Hanging lights, singing carols, going to neighbors’ houses with armfuls of food, feeling that early morning chill…
What? It’s July? Maybe I better explain. Last week our power was out for almost a week. The early morning chill was the cold showers I had from the water heater booster not working, and the armfuls of food was my food that I was bringing over to someone’s house with a working fridge. After a couple of days, some of the houses on campus got power back, but not ours. So, the solution? String a power cord from their house, to our neighbors’ house, to our house, to power one power strip. (Yes, really!) We were then able to plug in our fridge, and I strung some Christmas lights so that we could see at night, as by that time we were getting low on candles and batteries. Ty and Wyck were very excited to see Christmas lights, and I of course had to start singing carols :).
While we’re on the subject of Christmas, do you know what my favorite part about Christmas is? The anticipation of it. I love the baking cookies, decorating, buying gifts, and preparing for something wonderful to happen.
I’ve never been very good at living in the moment. That’s something I’ve been thinking a lot about lately. It is so easy for me to be discontent with where I am at, and either think about how much better the past was, or about how much better the future will be when circumstances change. But when I try to just enjoy the present, I’m not very good at that either. “Am I enjoying this enough? Should I capture this moment with a picture or just be? Why am I not enjoying this? How do I enjoy this? Is every moment really worth being fully in? Should I be doing this with this moment or something else?” I do want to grow in treasuring what’s right in front of me, but I don’t think that’s fully the answer either. So if I shouldn’t live in the past, the present, or the future, then where should I live? I want to live with the eternal future in focus, not my immediate future, but eternity. When the regrets of the past, the drudgery of the present, or the fears about the future come pressing down on top of me, I want to focus on eternity. This shifts my focus from, “Am I enjoying my kids enough before they grow up?” to “Am I teaching my kids about Jesus?” From, “Am I happy in this moment?” to “Am I using this moment to serve the Lord and help someone have a better eternity?” What makes the preparation for Christmas joyful is the assurance that Christmas day will come. What makes my today joyful is the assurance that Jesus Christ will come. So I better focus on being ready.

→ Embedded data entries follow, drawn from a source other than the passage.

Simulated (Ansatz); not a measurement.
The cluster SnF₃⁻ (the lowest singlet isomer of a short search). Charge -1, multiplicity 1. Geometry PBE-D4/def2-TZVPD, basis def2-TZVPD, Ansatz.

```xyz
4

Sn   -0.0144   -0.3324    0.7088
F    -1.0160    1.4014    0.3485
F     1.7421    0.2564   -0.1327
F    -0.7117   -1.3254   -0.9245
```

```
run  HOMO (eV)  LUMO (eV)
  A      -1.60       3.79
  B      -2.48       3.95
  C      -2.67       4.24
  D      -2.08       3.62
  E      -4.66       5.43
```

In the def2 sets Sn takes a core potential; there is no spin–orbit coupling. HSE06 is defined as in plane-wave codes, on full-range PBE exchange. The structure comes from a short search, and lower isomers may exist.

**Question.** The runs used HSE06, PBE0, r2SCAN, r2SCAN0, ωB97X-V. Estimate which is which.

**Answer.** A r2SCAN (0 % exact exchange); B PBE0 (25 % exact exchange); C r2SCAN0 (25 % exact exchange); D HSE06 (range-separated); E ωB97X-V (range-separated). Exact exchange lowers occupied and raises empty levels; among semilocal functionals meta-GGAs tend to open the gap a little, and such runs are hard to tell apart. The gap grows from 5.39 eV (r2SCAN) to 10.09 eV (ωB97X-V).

What do our todays look like lately? Matt is still working doing construction/maintenance at the nearby NTM campus, and coordinating the airport runs for our campus. Next month he will start teaching junior high boys’ Bible at the NTM school. Karissa started kindergarten with Ty last week, which has been keeping her very busy. Yes, I know it’s July– we are doing a year-round schedule to give us more flexibility when we need to travel. At the end of this month, new missionary families will be arriving for their training, so we will go to visit them this fall to see if any of them could be potential partners for us.
We are so thankful that God is in control of our pasts, presents, and futures.
Till all know,
Matt, Karissa, Ty, and Wyck
The view from our neighbor’s house of the power lines that were strung up.
Our Christmas-y home.
Please Pray:
– A PNG citizen that Matt works with has recently gone through something extremely tough. Pray that Matt can be an encouragement and blessing to him.
– That Matt can find time to prepare for his Bible class amidst everything else he’s doing
– For Karissa and Ty as doing a longer homeschool schedule has been a tough change
– That God will provide another family for us to partner with, possibly from this incoming group
– There were 3 people with Moody Aviation who died in an airplane accident. Some good friends of ours are related to one of them. Pray for comfort for the families, and that all of their overseas families will be able to come back to the U.S. to be with family.
Praise God:
– We finished our team strategy statement (for now)
– That we have power back
– He is teaching us a lot lately
– We have a new nephew! Matt’s sister had a baby this week.
– Lots of national believers who live right near us are teaching God’s Word to others. It is so cool to see disciples making disciples right around us.